[proofplan] Let $G := F^{-1}$ denote the inverse diffeomorphism. The identities $G \circ F = \operatorname{id}_M$ and $F \circ G = \operatorname{id}_N$ imply, after applying the [chain rule for differentials](/theorems/3907), that $dG_{F(p)}$ is both a left and right inverse for $dF_p$. Since the differential of an identity map is the identity map on the corresponding tangent space, these two identities prove that $dF_p$ is a linear isomorphism and that its inverse is exactly $d(F^{-1})_{F(p)}$. [/proofplan]

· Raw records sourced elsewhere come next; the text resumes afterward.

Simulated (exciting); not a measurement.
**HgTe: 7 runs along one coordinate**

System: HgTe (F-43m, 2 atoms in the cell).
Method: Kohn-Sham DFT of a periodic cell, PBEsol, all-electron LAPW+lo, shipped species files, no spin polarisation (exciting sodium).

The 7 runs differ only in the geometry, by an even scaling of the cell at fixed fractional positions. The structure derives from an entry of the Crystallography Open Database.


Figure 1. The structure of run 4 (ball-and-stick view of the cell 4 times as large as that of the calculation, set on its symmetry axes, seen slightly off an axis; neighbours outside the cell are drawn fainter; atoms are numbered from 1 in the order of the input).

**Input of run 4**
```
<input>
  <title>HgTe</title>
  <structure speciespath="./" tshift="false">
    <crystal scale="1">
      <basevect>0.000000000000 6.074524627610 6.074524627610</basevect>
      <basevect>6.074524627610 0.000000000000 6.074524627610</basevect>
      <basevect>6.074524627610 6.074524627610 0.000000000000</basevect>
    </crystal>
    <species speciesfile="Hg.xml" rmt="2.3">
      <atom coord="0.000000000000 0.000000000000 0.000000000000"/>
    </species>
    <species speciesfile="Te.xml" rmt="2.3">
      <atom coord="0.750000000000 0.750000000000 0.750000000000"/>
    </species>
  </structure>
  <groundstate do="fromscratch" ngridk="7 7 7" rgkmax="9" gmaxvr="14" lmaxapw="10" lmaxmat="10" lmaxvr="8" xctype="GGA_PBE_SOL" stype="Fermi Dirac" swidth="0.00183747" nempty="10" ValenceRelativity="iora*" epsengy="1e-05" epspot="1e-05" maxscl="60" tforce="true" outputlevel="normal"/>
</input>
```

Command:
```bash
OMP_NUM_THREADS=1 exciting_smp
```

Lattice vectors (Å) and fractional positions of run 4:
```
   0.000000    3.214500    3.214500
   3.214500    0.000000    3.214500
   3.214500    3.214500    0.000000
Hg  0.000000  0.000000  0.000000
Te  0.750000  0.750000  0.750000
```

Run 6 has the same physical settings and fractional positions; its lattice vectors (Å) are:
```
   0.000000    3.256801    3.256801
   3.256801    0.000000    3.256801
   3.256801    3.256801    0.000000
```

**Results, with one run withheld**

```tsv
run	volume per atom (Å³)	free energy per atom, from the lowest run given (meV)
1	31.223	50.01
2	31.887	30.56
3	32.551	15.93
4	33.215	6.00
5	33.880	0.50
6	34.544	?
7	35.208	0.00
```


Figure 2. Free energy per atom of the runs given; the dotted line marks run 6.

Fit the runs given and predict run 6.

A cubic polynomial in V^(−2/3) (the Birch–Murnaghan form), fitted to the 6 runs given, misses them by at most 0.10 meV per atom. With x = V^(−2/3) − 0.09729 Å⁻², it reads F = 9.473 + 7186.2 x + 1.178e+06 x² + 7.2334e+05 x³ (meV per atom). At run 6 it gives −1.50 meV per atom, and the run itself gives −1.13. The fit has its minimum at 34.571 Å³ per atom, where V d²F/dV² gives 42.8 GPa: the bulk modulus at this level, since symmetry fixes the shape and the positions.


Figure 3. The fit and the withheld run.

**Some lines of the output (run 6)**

[step:Introduce the inverse diffeomorphism and the relevant tangent maps] Fix $p \in M$. Since $F: M \to N$ is a diffeomorphism, its inverse is a smooth map \begin{align*} G := F^{-1}: N \to M. \end{align*} Define the two linear maps \begin{align*} L := dF_p: T_pM \to T_{F(p)}N \end{align*} and \begin{align*} K := dG_{F(p)}: T_{F(p)}N \to T_pM. \end{align*} We will prove that $K = L^{-1}$. [/step]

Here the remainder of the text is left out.